I use it for the same reason, but also it is worlds ahead of Musescore if you want to put together a songbook (particularly if you also have tex experience). The best advice Musescore has for making a songbook with many scores is to use a PDF editor on the output.

Also as a programmer, Lilypond is programmable, and nearly infinitely customizable (similar to tex). I love that I can write some style information in a "header" and include it in every score. In my current project I am writing a lot of SATB choral songs in book format. But I also want to do a melody only edition. Just tweaking a header file, I can hide all the other voices, no problem.

(I also use Musescore, which I prefer for composition or simple projects. But when I want to output a large finished product, I always go back to Lilypond.)

For the record, uncompressed MuseScore files ".mscx" are simply XML, and thus can be tracked in git if so desired.
This is good to know and technically correct. From a practical standpoint, text format is necessary but not sufficient for being usefully trackable in git. If you cannot efficiently diff and merge a format having the file in git gains you as little as having a binary file in git.

XML files are often of that kind, but not only. Many years ago I worked with a FORTRAN derived file format which from the outset should be ideal for git. In reality the files were several gigabytes and for most of them the ordering of the lines was insignificant[1]. Not only is git not particularly good with very large files (it certainly wasn't back then), diffing and merging files where several hundreds of millions of lines jump around arbitrarily is practically impossible.
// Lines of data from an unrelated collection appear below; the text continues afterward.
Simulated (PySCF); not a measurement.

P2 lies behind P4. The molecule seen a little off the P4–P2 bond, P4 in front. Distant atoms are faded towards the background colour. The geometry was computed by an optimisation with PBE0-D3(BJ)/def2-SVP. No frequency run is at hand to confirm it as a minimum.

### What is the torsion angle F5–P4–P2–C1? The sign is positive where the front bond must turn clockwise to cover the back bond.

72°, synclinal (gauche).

[1] This was a deliberate design decision of the language. When it was conceived it was still usually punched on physical paper cards. One 80 character line used to be one punch card. Card decks sometimes fell to the ground and got all mixed up. A language that doesn't require a particular ordering of the cards (=lines) is kind of practical in real world scenarios. Of course millions of cards is not, so the point was kind of moot, but there we were.